Journal Abstracts

A Realistic Deployment of Named Data Networking in The Internet Of Things

The Internet Protocol (IP) was designed decades ago as a networking solution for the Internet. Its mission was to allow computers to share expensive resources such as tape drives and printers. Nowadays, most applications do not use the Internet to share resources but to produce and consume content such as monitoring data, Web pages and movies.

Internet of Things (IoT) is a significant example of such applications. IoT systems involve multiple heterogeneous network technologies and protocols; ranging from Bluetooth Low Energy (BLE) to Wi-Fi. Furthermore, IoT involves multiple communication and storage equipment. A single data exchanged between a device (e.g., a sensor) and an application may traverse several entities such as proxies, gateways, forwarders, and cloud servers. The only concept that remains universal throughout all these components is the data itself. Therefore, the data-centric paradigm becomes the de facto approach for communicating in IoT and many modern applications.

The data-centric use of the Internet highlighted the limitations of IP. Therefore, Internet Engineering Task Force (IETF) Working Groups spend significant efforts to adapt the host-centric model of IP to the data-centric needs of emerging applications, particularly the IoT. Some solutions that made the IoT feasible with IP are 6LoWPAN and CoAP. However, the shortcomings of IP remain difficult to hide.

Recently, new networking architectures with a native support of the data-centric model have emerged. Named Data Networking (NDN) is one of the most promising architectures to provide a better support of IoT and future Internet. A global deployment of NDN as an alternative protocol for the Internet is not possible yet due to the limited support in network equipment and operating systems. However, many approaches do exist in order to use NDN in realistic IoT applications.

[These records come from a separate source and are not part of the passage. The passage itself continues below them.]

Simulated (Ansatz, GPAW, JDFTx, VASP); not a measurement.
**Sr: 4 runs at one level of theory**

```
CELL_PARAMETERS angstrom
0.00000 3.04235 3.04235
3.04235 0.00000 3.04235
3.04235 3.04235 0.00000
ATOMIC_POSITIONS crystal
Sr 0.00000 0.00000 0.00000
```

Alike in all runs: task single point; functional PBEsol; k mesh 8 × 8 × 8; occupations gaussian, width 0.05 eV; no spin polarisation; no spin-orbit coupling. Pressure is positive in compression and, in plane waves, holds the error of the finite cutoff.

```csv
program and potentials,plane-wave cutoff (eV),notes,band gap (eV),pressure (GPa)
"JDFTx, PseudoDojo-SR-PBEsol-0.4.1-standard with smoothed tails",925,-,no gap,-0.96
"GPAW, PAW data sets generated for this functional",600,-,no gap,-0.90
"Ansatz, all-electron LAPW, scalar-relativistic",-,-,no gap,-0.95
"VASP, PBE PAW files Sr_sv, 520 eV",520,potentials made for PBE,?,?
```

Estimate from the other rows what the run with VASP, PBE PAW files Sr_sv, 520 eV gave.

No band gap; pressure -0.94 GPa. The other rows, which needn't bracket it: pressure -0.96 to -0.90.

In this context, this work aims to give another look at IP-based solutions for the IoT such as 6LoWPAN. A realistic IoT architecture based on NDN is described and its main aspects are studied. An integration of NDN over low-power wireless technologies is designed, deployed and evaluated considering a Smart Farming application scenario. In practice, we design a stateless packet compression scheme and a lightweight forwarding strategy that is compliant with the NDN data-centric vision while managing constrained device resources.